As part of its attempts to go public and list its shares, the National Stock Exchange (NSE) is planning to file the public offer document for listing in India by January 2017.
At a meeting on June 23, the board of the country’s largest stock exchange in terms of market share, expressed its desire to file the draft red herring prospectus (DRHP) by January 2017.
Interestingly, the board has also advised the management to file for overseas listing by April 2017.
According to the regulatory norms, a DRHP has to be filed with the Securities and Exchange Board of India (SEBI) to formally initiate the process of listing.
A DRHP contains all the relevant company information (financials, management structure, segments of business, risk factors) based on which potential investors can decide whether to invest in the initial public offer (IPO). According to a statement issued by the exchange, to accelerate the listing procedures, the board has re-constituted the current Listing Committee as an empowered sub-committee of the board and the said committee will take decisions within a stipulated timeline.
The process of filing the DRHP will be initiated after addressing the restructuring needs of the exchange and the regulatory requirements for listing, according to the statement.

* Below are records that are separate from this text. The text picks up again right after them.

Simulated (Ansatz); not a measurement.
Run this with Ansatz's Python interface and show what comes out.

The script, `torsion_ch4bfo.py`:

This will bring relief to many shareholders of NSE, including the State Bank of India and other public sector banks that have a sizeable stake in the exchange.
In the past, shareholders had even written to the board and senior management of the exchange to expedite its listing process so that there is greater transparency in pricing of shares and exits are facilitated on the stock exchange platform.
It was widely reported that NSE was not comfortable to list on its rival exchange BSE and wanted the regulator to allow self-listing, i.e., list its shares on its own platform.
Current regulations do not allow self-listing of exchanges in India.
Incidentally, BSE has already filed its DRHP with SEBI and is in the process of listing its shares.
BSE and NSE compete with each other in almost all the segments of capital markets, including equity and equity derivatives and currency derivatives.